Can I capture your attention in a single line?
A poor graduate student as I was in 2014, I had the good fortune to be given tickets to a fundraiser in the city where I was studying, Windsor, Ontario. This was no mere fundraiser; it featured Windsor-born author Wayne Grady and hosted by Margaret Atwood (name drop). In my foam green dress and concealing a pen and copy of Cat’s Eye in my purse, I waited at the student’s table for Atwood. She circled around the room, exchanging greetings. I sat glued to my chair for the chance to speak with her and have her autograph the book. Margaret was magnificent with her white dusted, wild and curly hair. When she arrived at my table, she offered few but precise words of advice to me and the other aspiring writers. While I stared at her so-Atwood hair, she stated, “Make the first line good”.
At that time, I was completing the first year of my Master’s degree in Creative Writing at the University of Windsor. I was researching and outlining my thesis which was to be a fiction novella set in my hometown of Sault Ste. Marie, Ontario. After graduate school in 2015, I took that summer to revise my thesis manuscript and later submit it to Latitude 46 Publishing (but I’m getting ahead of the story).
I took Atwood’s advice as a challenge. When writing my thesis, I had to make the opening line of my novella, good. I couldn’t disappoint Atwood, could I? So I wrote and in the spring of 2015, I defended my thesis. Afterwards in refining the manuscript for submission to Latitude 46, I knew I didn’t meet Atwood’s challenge. My thesis’ opening line went like so: “The day began with thunder, then, heavy rain punctuated by lightning strikes so near the house, they rattled the windows”. The line had strong images, of rain and thunder. For that reason, I didn’t omit the line but it wasn’t opening-line quality (the line does appear in Rule of Seconds, published by Latitude 46, but as the book’s second line). It was powerful, but lacking. What though? I couldn’t explain it better than the line lacked something, a “punch”.
What was a writer to do for guidance and inspiration? I looked to some Canadian heavyweights:
My father came across the field carrying the body of the boy who had been drowned.
(p. 121, Alice Munro, “Miles City, Montana”, Alice Munro’s Best: Selected Stories,
McClelland & Stewart, Toronto, 2006)
They’re all dead now.
(p. 1, Ann-Marie MacDonald, Fall on Your Knees, Vintage Canada, Toronto, 1997)
The river flowed both ways.
(p. 3, Margaret Laurence, The Diviners, McClelland & Stewart, Toronto, 2007)
People, years later, blamed everything on the bees;
(p. 1, Robert Kroetsch, What the Crow Said, The University of Alberta Press, Edmonton, 1998)
And of course,
Time is not a line but a dimension, like the dimensions of space.
(p. 1, Margaret Atwood, Cat’s Eye, McClelland & Stewart, Toronto, 1988)

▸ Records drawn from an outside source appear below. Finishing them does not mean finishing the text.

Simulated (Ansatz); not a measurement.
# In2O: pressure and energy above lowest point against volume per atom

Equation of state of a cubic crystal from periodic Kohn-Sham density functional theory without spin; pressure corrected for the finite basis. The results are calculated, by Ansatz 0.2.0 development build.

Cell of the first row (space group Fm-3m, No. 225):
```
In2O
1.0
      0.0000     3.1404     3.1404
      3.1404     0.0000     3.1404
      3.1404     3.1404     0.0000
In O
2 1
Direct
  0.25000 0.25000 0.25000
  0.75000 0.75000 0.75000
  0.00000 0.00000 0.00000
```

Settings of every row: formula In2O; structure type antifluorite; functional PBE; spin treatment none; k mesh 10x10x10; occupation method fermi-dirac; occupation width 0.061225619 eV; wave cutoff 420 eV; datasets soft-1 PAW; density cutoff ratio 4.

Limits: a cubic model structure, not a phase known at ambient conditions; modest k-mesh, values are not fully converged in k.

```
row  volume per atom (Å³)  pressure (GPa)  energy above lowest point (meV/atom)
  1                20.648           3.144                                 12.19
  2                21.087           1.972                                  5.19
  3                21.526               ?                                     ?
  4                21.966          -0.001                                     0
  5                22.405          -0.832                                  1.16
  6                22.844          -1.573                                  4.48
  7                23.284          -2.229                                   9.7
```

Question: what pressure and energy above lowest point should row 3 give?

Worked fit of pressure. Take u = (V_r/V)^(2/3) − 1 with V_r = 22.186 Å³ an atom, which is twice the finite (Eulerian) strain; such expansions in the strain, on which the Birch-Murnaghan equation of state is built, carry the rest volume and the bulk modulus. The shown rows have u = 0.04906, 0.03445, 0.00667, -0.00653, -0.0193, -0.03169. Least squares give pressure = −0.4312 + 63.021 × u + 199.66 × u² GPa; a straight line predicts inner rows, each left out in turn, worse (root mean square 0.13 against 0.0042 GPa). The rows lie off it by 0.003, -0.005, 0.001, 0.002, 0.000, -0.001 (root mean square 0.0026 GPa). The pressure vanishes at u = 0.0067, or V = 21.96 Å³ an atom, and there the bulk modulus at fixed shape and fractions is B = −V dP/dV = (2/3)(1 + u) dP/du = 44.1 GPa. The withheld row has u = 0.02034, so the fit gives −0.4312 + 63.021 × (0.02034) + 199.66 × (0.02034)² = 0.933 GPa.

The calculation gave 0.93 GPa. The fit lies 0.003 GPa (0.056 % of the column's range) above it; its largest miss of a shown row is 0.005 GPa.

I asked myself, “What can I learn from these lines? What do they have in common? As a reader, why did they draw me in, make me proceed to the next line and onwards?” I examined each line from the perspective of a writer and reader. A writer is always writing for someone, some reader, even if it’s only for him or herself. I determined that those first lines were all to the point, shaved down, any fluff removed. Each created a single image or idea: a man carrying a limp body across a flat grassy field; of death, black-and-white photographs coming to mind; water flowing up and down stream; buzzing of thousands of bees; of time, endless black space.
Reaching some answers, I then asked another question, “What image or idea did I want my reader to imagine from the book’s first line?” I didn’t know what the line would say, but I knew how I wanted it to be: sharp, concise, no fluff. One clear image.
In the last round of edits before publication, I finally decided on the book’s opening line.
When a reader first opens the book to read it or decide whether to buy it, they see this line: “It begins, always, with the eyes”. The eyes, defined image, recognizable, easily imagined. Those opening words, reflecting the reader’s own eyes on the inked page.
As writers, do we accept Atwood’s challenge, to “Make the first line good”?
By the way, later that night at the fundraiser, Atwood did autograph my copy of Cat’s Eye. Ever since, it has been proudly displayed on my bookcase, top shelf, with the spine uncracked.